Apparently the apparatchiks who rule the European Union don't always agree with freedom of the press.
According to Ambrose Evans-Pritchard, who covers the E.U. for the Telegraph, fellow journalist Hans-Martin Tillack, the Brussels correspondent for Germany's Stern magazine, was arrested and held for 10 hours without counsel by police in Belgium after his office and home were raided by six officers.
Pritchard said police seized Tillack's computers, address books and archive of files "in a move that stunned Euro-MPs."
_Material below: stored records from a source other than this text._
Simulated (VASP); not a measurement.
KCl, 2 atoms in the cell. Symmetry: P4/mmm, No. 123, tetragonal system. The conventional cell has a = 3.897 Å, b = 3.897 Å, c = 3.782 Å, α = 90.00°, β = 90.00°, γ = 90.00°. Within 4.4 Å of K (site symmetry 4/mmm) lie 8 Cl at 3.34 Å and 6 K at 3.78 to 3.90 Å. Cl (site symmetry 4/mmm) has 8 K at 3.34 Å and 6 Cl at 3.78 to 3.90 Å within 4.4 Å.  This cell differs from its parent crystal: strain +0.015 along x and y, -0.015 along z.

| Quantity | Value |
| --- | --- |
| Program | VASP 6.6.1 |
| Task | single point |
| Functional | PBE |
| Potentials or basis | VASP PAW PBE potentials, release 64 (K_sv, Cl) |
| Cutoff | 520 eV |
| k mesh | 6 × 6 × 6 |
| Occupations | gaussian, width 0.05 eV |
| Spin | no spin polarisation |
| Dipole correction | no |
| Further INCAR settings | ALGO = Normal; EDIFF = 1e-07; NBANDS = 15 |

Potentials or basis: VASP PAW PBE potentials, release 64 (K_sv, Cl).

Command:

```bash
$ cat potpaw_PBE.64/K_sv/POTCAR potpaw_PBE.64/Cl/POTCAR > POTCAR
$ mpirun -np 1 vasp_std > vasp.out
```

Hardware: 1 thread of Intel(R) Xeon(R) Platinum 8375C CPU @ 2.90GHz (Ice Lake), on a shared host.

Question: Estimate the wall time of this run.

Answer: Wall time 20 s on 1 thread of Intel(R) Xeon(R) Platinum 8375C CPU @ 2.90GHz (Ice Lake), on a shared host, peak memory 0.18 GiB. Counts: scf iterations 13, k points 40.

Tillack, who describes himself as a "pro-European federalist," said the raid on his equipment was triggered by a complaint from the E.U.'s anti-fraud office, OLAF.
Tillack "was accused of paying money to obtain a leaked OLAF dossier two years ago, which he denies," Pritchard wrote.
The European Ombudsman has already criticized Tillack's arrest.
Tillack has been OLAF's most vocal critic, accusing the agency of covering up abuses by the European Union system.
OLAF was created to replace the old fraud office, UCLAF, which was accused of covering up abuses by the disgraced Santer Commission. The UCLAF staff largely transferred to OLAF.
"As the author of a recent book on E.U. corruption, [Tillack] has the greatest archive of investigative files of any journalist working in Brussels," Pritchard wrote.
The European Superstate is here and not so nice.